3.3.2. High-Frequency Variability in Sediment Supply and Travel Distances
 For the problem under consideration, i.e., bed material grain size distribution and bed load mass flux, the fractality of the river network enters into the picture in two distinct but related ways. First, the sediment supply to the main stem can be considered proportional to the incremental drainage area per unit channel length, which is known to exhibit high-frequency variability (e.g., Figure 2c). Second, the travel distances to the outlet, which control the size reduction by abrasion, are also known to exhibit high-frequency variability and are imprinted in the high-frequency fluctuations of the width function, which have been extensively studied in the literature [e.g., Rinaldo et al., 1993].

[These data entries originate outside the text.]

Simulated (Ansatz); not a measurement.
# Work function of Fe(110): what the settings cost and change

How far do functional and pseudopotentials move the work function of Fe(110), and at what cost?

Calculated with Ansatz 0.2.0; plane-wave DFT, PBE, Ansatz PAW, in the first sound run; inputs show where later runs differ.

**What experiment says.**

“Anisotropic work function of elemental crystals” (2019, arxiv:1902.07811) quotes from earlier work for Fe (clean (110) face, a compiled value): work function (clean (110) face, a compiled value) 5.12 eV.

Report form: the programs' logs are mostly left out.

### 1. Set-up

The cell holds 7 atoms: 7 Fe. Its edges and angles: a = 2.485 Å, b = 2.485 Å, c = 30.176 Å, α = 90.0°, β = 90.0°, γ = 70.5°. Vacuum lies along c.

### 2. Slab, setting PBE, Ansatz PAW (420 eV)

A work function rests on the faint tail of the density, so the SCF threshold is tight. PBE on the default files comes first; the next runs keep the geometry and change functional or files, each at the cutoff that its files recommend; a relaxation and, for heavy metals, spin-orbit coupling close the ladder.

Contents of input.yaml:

 These two sources of high-frequency variability are bound to influence the bed load size distribution but it is not obvious how. Here we have performed a numerical experiment in which a channel reach of 30 km receives a lateral load with high-frequency fluctuations mimicking those of the incremental area per unit channel length of Figure 2c. This load function q(L) is created by superimposing Gaussian white noise on a constant load q, and the standard deviation of the noise is set as 10% of the constant load.
Figure 15 shows the steady state bed load pdfs by mass for the case of constant entering sediment load (solid lines) and load with high-frequency fluctuations superimposed (dashed lines) and for two pdfs of entering sediment (constant size and narrow-width lognormal). We observe that only in the case of a single input sediment size do the high-frequency fluctuations in the load get propagated to the pdf of the bed load sediment. In all other cases, the high-frequency variability of the input sediment is effectively eliminated even by the most modest variance of input sediment (LN1 in Figure 15b). Fluctuations of long memory or long-range dependence and power law distributions can be easily tested and will be the subject of subsequent research.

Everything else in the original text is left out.